Q3d. Plot all of the images of “3”s that you picked out in part (c), in an order that corresponds to the vertices of the grid.

Ans: We use the plot.digit function to plot the selected data points. ’mar’ simply sets the margin of the multiple-plot window.

b = 0.2
par(mfrow=c(5,5), mar=c(b,b,b,b))
for (i in inds) plot.digit(threes[i,])

Q3e. Looking at these digits, what can be said about the nature of the first two principal component scores? (The first principal component score is increasing as you move from left-to-right in any of the rows. The second principal component score is decreasing as you move from top-to-bottom in any of the columns.)

Ans: Inspecting the characters from left to right, we see the ‘3’ becomes curvier and wider. Namely, when the first principal component is small the ‘3’ is quite tall and straight, when it is large the ‘3’ is less linear and more curvy.

The second component appears to characterize the width of the pen used, as we look down we see thicker ink width. When the second component is large the ink width is thin, when it’s small the ink width is thick.

Q3f. Plot the proportion of variance explained by the first \(k\) principal component directions, as a function of \(k\) = 1, . . . 256. How many principal component directions would we need to explain 50% of the variance? How many to explain 90% of the variance?

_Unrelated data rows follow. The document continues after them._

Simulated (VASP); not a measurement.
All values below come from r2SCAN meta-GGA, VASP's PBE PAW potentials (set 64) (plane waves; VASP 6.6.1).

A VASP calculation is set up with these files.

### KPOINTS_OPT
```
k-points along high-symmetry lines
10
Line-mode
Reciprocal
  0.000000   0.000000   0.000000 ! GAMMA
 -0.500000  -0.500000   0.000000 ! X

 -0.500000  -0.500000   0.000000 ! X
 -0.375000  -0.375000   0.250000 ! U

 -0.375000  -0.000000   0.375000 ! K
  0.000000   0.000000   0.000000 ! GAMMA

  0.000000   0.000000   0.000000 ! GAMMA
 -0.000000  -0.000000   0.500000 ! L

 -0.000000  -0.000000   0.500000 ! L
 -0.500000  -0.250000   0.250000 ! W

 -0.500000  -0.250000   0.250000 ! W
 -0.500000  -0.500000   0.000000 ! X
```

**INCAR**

Ans: We plot the proportion of variance explained by the first k principal components. We see that (at least) 50% of the variance is explained with 7 components and 90% of the variance is explained with 52.

pv = cumsum(pc$sdev^2)/sum(pc$sdev^2)
plot(1:256, pv, xlab='Number of Components Used', ylab='Proportion of Variance', type="l")

min(which(pv>=0.5))
## [1] 7
min(which(pv>=0.9))
## [1] 52